Ian BURN: Mirror
Piece. 1967.

13 sheets of photocopied text (and framed glass mirror).
Text: Sequence of 13 pages of notes and diagrams concerning the
reflection and refraction of light relative to a mirror under
different circumstances.
Text sheets:
27.7x21.5 cm each.
Mirror: 49x33 cm.
This work
is offered in the Ian Burn's original display:
the thirteen sheets come in a booklet shape, sheets stapled under
printed white cardboard covers. It is to the collector to untie
the paper sheets, to buy the glass sheet and the mirror and install
them on the wall.

(installed)
Installation method by Ian Burn (in one of the text sheets):
"Description of a Mirror Piece.
This work consists of a sheet of ordinary glass placed on the
face of an ordinary mirror. The glass and mirror are of identical
size and are fitted into an ordinay frame."
This copy
is one of the some ones, unsigned and totally identical, Ian
Burn was keeping to install the Mirror Piece on a wall.
Reproduced:
- "Conceptual Art", Ursula Meyer, 1972 (p.93)

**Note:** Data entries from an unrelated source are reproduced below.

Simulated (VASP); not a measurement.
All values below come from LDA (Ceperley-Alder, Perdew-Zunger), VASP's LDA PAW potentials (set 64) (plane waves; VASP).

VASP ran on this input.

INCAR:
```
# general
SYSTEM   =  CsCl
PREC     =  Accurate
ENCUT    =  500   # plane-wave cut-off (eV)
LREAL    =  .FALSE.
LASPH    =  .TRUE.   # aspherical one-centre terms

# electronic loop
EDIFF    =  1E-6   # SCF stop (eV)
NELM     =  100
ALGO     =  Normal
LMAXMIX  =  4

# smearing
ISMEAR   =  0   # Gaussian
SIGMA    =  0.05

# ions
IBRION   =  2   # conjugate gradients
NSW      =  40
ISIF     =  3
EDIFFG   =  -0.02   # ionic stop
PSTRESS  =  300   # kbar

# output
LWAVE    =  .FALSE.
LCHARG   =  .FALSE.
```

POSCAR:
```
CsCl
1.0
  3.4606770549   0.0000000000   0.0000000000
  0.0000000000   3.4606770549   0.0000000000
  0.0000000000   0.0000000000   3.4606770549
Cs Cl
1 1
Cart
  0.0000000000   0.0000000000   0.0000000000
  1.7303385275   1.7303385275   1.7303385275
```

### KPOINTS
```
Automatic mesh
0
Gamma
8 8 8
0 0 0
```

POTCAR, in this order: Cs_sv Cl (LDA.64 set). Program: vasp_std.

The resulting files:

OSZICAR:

- "On Art", Gerd de Vries, 1974 (illustration n°19)
- Catalogue Paul Maenz 1970 - 1975
- L'art et son concept (Cornette de Saint Cyr, Jan. 90)
- Ian Burn Minimal-Conceptual works 1965-1970
- "Donation Vicky Rémy" Musée de Saint
Etienne, 1993
Article by Barbara Poliness, 2002:
Ian Burn
spent more than one third of his 30-year career overseas, where
he was to have a key role in the development of international
Conceptual Art. Often referred to as Idea Art, the emphasis was
not on the work of art, but what it seems in the experience of
the viewer.
Through
Mirror piece, produced in New York in 1967, Burn explored the
idea of looking and seeing, and demanded a new kind of attention
and mental participation from the viewer. He purposely used common
materials in this work to copy a household bathroom mirror. Burn
felt that if the subject matter is familiar, then the familiar
object, in this case the mirror, is seen but not looked at. This
is further complicated as the reflective quality of the mirror
actually denies the surface any observable substance. Instead
the viewer, immediately confronted with his or her own image,
cannot look past the reflection. To do so would require an ability
to look at oneself seeing, thereby presenting a visual paradox.
What is
it that we are looking at? By placing glass over the mirror Burn
fragmented the image, the qualities of which he explored in the
13 photocopied pages mounted on card and framed alongside the
mirror. Burn also included instructions on how to make the mirror
piece, as he felt that, once the structure of the work of art
was established, the idea could be repeated at random outside
the artist's involvement.
From 1965
to 1970, Burn produced a series of mirror and glass pieces as
he continued to explore how we see things. The growth of Conceptual
Art in Australia benefitted greatly through the direct link created
by Australian artists like Burn, working in New York.